The government must make sure they prioritise children

by Kate Green

UNICEF’s Report Card 9 shows that, in comparison to other developed countries, it is material inequality that let’s UK children down.

UK levels of income poverty push the most disadvantaged children further behind compared to similar countries, such as France and Germany.  That’s deeply unfair to children growing up in this country, it’s a waste of children’s potential, and it damages all of us. Inequality between children affects everyone: through costs to business, the police, courts and health and education services.

UNICEF is calling for ambitious action by the government on income poverty in the forthcoming child poverty strategy, and to ensure that children living in poverty do not pay the price for reducing the deficit. But cuts to family incomes and to the public services that families rely on threaten to damage children’s wellbeing and outcomes.

Ministers say their spending plans won’t increase child poverty over the spending review period, but that’s hardly an ambitious statement from a government that’s supposed to be signed up to the target in the Child Poverty Act to reduce child poverty to 10% by 2020.

We can’t afford for progress to stall now: despite Labour’s investment in tax credits, child benefit and helping more parents into employment, we’re already behind target. Cuts to housing benefit, to child benefit, and to help with childcare costs will put families under more strain. Ministers need to show much greater determination and ambition to put families and children first.

The report particularly highlights what we already know, that “full time employment no longer guarantees a life lived above the poverty line”. UNICEF UK is calling for the Government to promote a living wage, and I totally support that call.

Iain Duncan Smith claims his universal credit will help to make even a few hours of work pay, but there’s a huge amount of detail to be filled in about his plans, and analysts are already worried that for some families, marginal deduction rates, as people move into or increase their hours of work, will become even steeper than now.
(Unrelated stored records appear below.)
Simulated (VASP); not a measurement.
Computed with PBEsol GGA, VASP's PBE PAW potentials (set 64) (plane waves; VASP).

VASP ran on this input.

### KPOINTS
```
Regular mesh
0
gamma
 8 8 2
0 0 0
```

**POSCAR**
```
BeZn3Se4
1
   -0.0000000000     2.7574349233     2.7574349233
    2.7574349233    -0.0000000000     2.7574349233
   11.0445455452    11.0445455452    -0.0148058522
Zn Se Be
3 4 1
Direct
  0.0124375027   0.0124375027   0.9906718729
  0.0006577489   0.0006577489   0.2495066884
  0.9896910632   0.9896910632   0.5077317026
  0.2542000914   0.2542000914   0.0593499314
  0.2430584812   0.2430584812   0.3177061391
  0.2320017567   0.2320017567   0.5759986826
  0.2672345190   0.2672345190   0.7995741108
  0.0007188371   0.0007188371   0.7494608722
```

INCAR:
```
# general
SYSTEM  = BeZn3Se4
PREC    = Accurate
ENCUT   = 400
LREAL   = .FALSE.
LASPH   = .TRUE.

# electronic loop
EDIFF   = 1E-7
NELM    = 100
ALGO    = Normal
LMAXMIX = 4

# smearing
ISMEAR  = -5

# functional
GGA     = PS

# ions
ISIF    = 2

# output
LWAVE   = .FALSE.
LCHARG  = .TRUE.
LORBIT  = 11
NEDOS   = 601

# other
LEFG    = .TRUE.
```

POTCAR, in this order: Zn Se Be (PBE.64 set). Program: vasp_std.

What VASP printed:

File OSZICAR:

What’s also striking in the report is that although government spending has prevented many children from falling into poverty, the UK has a particularly high level of inequality in access to basic educational resources at home. Only Greece and Slovakia do worse.  This is an important explanation for why inequalities between children continue through their school years – and why investment in what happens in schools has to be matched by investment in support for families.

Some countries – Denmark, Finland, the Netherlands and Switzerland – are addressing bottom-end inequality in child well-being better than others, and I want to see the UK moving up the league table so that inequalities in child well-being here are as small as in those countries that do the best.  Investing in our children – our future – is surely the true deficit reduction strategy the government should prioritise.